However, we know for certain that reality, or what we call the classical view of the world, is not as it appears. That is why I decided to create a spectacular work specifically for this occasion, titled “Quantum Quircks,” for the facade of the Building, to highlight the main paradoxes and peculiarities of the quantum realm. It is precisely on the infinitely small scale, that is, below a certain nanoscale, that properties and effects begin to manifest that could not exist in our macro-world of classical physics.

Therefore, I chose to address the most surprising and mysterious aspects of the quantum world and described each experiment through a series of images that intrigue and engage a wide audience on the most current topics of science. All of this is conveyed through playful and highly engaging forms.

The project, carried out with the scientific advice of Fabio Truc, theoretical physicist, university lecturer, and researcher, has a total duration of 2 minutes and 30 seconds.
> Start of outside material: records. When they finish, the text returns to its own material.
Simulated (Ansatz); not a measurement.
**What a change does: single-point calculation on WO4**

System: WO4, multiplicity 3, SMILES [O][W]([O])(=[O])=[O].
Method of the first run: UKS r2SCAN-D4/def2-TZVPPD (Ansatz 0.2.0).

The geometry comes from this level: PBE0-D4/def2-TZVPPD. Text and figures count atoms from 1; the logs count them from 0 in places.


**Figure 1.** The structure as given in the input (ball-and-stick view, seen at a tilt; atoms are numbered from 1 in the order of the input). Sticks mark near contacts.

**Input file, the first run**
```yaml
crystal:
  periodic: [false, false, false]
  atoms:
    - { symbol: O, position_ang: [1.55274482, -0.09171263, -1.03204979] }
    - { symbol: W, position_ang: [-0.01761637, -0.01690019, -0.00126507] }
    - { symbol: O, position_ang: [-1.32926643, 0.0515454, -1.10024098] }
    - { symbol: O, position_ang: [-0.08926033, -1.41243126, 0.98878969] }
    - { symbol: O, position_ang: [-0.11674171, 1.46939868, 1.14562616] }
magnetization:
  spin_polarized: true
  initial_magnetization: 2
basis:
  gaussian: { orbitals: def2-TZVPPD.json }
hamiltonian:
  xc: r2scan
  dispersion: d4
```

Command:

The work is divided into six chapters described as follows:

  1. Entanglement: A term coined by Erwin Schrödinger in 1935, it describes a connection between particles in quantum mechanics, treating them as if they were a single entity. Any action or measurement on the first particle has an instantaneous effect on the second (and vice versa), even if they are at enormous distances from each other. As long as the two particles are not observed, they remain “entangled,” and only the presence of an observer is capable of interfering and “bringing them into reality.”
  2. Double Slit: The double-slit experiment is a variation of the experiment by scientist Thomas Young, which demonstrates the wave-particle duality of matter. If this experiment is conducted with only one slit open, the particles exhibit corpuscular behavior, behaving like “dots.” However, if both slits are open, the result changes radically, and they behave like waves rather than particles. But things become even stranger when an optical detector is introduced because the behavior reverts to that of particles or “dots.”
  3. Tunneling Effect: The quantum tunneling effect occurs when a quantum particle (electron or photon), under certain conditions, is able to surpass a barrier even though it does not have enough energy to do so in principle. This result would be impossible in classical physics.
  4. Wave Function: The wave function allows us to define the different states in which a particle can exist. The particle can be found anywhere within the wave, but its position is associated with a certain probability of existing in a given location at a certain moment. It does not have a definite position, only a probability of being in a certain position. Its ability to be everywhere but with different probabilities highlights its wave-like nature. The particle is both wave and particle.
  5. Atomic Orbitals: Atomic orbitals are mathematical functions that describe the wave-like nature of an electron in an atom. In the case of the wave associated with the electron in the atom, it represents the probability of finding the electron in a specific position.
  6. Neutrinos: Neutrinos are elementary particles, but they are not part of the atoms that make up matter; they exist outside of it. They are indivisible (meaning they are not composed of even simpler particles) and are devoid of electric charge, hence they are neutral. And, most importantly, they have an extremely small mass. The oscillation of neutrinos represents the strange phenomenon, awarded the Nobel Prize in 2015 to Takaaki Kajita and Arthur B. McDonald, whereby these subatomic elementary particles exist in three variants (electron, muon, and tau) and can change their identity as they travel through space. In short, they are transformative neutrinos.